An example of the latter was when all foreign workers on extended registration were summarily booted out in 2007/8 and told they could come back later through the usual channels [that is, pay out huge money to embassy approved certifiers at three or four points in the process].

Another example was the tax stamps fiasco when someone in Moscow, seemingly after a sozzled night, slurred that Russian alcohol was better than the foreign muck, the price of a foreign bottle skyrocketed and within a week, supermarkets shelves from Kaliningrad to Vladivostok were free of foreign alcohol. This one lasted a few weeks but the pressure from the upper echelons of society, who very much like foreign liquid sustenance, saw the legislation collapse.

Now we see the banning of gambling across Russia, the closure of casinos and dens of vice, which, of course, will drive it underground because if there's a market for this type of thing, there's a market for this type of thing. The thinking though is a bit more tortuous than that.




The starting point is the Sochi Olympic Games of 2014. The Krasnodar region, a thousand kilometres south of Moscow, has long been the getaway retreat, the haven of the rich and powerful, the movers and shakers of Russian society and by association, it has drawn millions of other Russians as well over the years. Here is a brief profile of the mountainous terrain which looks out over the Black Sea, a sort of mecca for beach worshippers in summer.

Back to the gambling:

Under a 2007 law designed to curb gambling in major cities and boost economic growth in poorer regions, casinos and other gaming establishments are to be relocated from Moscow and other cities to four remote Russian centers - in the Baltic exclave of Kaliningrad, Siberia, the Pacific coast and southern Russia - by July 1 this year.

"Our company is reluctant to move business to special areas in regions. Nobody feels like moving there, besides there is no infrastructure in those special zones, and nothing has been built there yet," Lavrenty Gubin from Storm International told RIA Novosti, adding that all the big industry players felt the same.


Cosmo girls, summer in Sochi


Gubin may feel that way but it does not accord with what is going on in the region. Huge tracts of land, huge areas are having infrastructure laid in these years now, for example, mobile phone services such as MTS:

The Krasnodar region is one of the most prominent federal districts in Russia in terms of economic development and growth. MTS is the leading mobile operator in the region with around four and a half million subscribers as of the second quarter of 2008. MTS is one of the biggest investors in the region, with plans to invest over seven billion roubles in the development of telecommunications infrastructure, including 3G networks, during 2008-2010.

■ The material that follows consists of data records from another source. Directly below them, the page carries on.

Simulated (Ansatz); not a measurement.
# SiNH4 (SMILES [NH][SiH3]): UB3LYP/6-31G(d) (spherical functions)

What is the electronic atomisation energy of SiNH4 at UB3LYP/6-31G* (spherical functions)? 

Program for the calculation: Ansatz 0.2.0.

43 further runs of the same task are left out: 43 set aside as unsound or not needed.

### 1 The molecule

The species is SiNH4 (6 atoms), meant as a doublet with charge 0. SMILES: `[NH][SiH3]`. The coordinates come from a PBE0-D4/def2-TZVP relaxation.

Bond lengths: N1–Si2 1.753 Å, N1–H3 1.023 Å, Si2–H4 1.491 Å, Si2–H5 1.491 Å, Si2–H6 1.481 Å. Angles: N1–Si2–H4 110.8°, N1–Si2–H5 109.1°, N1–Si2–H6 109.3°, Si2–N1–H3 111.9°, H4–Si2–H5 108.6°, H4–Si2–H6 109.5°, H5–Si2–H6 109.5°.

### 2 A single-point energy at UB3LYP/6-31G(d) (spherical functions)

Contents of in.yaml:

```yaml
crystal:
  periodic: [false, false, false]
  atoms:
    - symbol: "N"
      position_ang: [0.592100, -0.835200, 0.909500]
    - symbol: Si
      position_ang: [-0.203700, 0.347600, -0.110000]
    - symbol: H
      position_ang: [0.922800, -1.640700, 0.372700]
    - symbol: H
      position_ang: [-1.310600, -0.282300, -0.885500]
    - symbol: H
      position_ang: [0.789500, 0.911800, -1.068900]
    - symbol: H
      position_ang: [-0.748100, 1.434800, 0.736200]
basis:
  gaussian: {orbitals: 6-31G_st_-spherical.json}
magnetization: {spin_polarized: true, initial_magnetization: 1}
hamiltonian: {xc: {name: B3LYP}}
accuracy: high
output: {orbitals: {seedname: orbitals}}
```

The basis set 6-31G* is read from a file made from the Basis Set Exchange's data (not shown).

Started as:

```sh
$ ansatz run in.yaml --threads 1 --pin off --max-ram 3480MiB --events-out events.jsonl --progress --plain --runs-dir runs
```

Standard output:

As part of its investment program, MTS is planning to lay around 300km of fiber optic cable on the bed of the Black Sea to connect key cities on its shores. In addition, the Company will develop a Transcaucasian fiber optic network that will connect Krasnodar region with all the federal subjects of the Russian Federation in North Caucasus.




A few years back, I took my lady of the time to Sochi for my birthday and even without the infrastructure planned for today, it was still mightily impressive. The scenery is second to none, we stayed at the Radisson Lazurnaya, with swimming pool, I remember, looking out over the Black Sea, very good cuisine and excellent excursion deals which saw us hire a Volvo, with driver, for the day for some ridiculously low price and we went up into the mountains to Krasnaya Polyana and skied the day, with good equipment hire services, throwing in a couple of lessons for her, dining out then returning for a spot of shopping in Sochi.

On the way to the resort, we'd stopped at vendors of honey by the roadside and bought local produce, so the rural and rustic still existed in the middle of the flashier lifestyle. We couldn't help thinking that a few billion sunk into this area might see it rival any of the great resort areas of the world, e.g. Kitzbuhel.

When we returned and I waxed lyrical to a few Russians about it, they smiled and said yes, there will be great money found and put in - in the wrong places, in the wrong order and with no part coordinating with the other. That was the Russian way.

I'd like to think they'd learn from the way the west does its development and it seems the Russian government plans to learn from the 2010 Vancouver Olympics.

They will learn, no doubt but will they learn everything they need to remember? And so Sochi is also mentioned in the same breath as the ban on gambling or rather, the redirection of gambling to the four regions. The Russians are leaving no stone unturned to get Sochi up and running and it does take something like this to get projects moving over there.

On the other hand, the deep cynicism of the average Russian sees a legacy of sustained, prohibitive price hikes after the event, precluding the average holiday to the area and anyway, we're in recession 2008-12, aren't we? Who will turn out to be correct?


James Higham spent twelve years, from 1996 to 2008, in the centre of Russia, where he was a Professor of English at a pedagogical university.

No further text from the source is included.